The final ministrial level press conference during this year's two sessions was held today. The minister of Housing and Urban-Rural Development -- Chen Zhenggao -- briefed the public on China's real estate market.
Chen said the market will continue to experience steady, healthy development and that it won't collapse as Japan's did in the 1990s.
After a year-long decrease in home sales in 2014, China's real estate market has experienced a rebound since last year. The sales area increased 6.5 percent and sales volume was up more than 14 percent by the end of 2015. Officials from the Ministry of Housing and Urban-Rural development said during a press conference that the market is warming up. But challenges are also looming.
Clearing out excess capacity remains the ministry's priority. Its experts say the process will likely take as much as five years according to the current pace. However, recent home price increases across China's first- and second-tier cities are adding an extra layer of difficulty to the uphill battle.
"There is a serious stratification going on between home prices for first-tier and third- and fourth-tier cities, and it is getting more serious by the day. This is a challenge to our macro-management," said Chen Zhenggao, Minister, Ministry of Housing & Urban-Rural Dev..
That's hardly an overstatement. While the ministry works to keep prices stable in big cities, smaller towns are finding their inventories hard to sell. The country's inventory level reached 718 million square meters by the end of last year, up 15.6 percent year on year. Officials, however, say they are confident that the excess can be digested, given the Chinese economy is expected to grow 6.5 to 7 percent this year. Strong economic fundamentals can generate strong demand.

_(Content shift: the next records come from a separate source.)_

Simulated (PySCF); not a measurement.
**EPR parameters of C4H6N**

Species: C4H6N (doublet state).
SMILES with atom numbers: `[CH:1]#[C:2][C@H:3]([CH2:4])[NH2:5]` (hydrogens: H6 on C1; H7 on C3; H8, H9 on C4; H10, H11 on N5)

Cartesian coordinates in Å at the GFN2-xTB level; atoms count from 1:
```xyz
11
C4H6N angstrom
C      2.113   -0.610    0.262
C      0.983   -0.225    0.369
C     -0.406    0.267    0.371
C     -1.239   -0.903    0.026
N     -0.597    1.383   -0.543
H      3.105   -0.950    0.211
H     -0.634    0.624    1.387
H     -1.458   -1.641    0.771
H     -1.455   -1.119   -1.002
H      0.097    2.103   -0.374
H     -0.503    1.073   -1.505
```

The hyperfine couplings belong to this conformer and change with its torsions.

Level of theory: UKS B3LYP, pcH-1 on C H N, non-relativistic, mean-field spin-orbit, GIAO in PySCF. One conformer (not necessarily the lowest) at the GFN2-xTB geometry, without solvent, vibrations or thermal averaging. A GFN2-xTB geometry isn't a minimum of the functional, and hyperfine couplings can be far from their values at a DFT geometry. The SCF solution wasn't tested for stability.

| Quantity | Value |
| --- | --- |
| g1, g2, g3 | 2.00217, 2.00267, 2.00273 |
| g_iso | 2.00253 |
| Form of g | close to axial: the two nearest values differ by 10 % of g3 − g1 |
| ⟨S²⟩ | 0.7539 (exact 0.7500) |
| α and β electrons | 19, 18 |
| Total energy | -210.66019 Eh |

"China is still going through urbanization. There are now 770 million people living in cities. The urbanization rate is expected to reach 60 percent from today's 56 percent during the 13th five-year plan period. Such a large-scale transition will provide the real estate sector with huge growing opportunities," Chen said.
The minister says migrant rural residents are becoming a larger group of home buyers throughout China. They could make up as much as 30 percent of the buyers in China's smaller cities.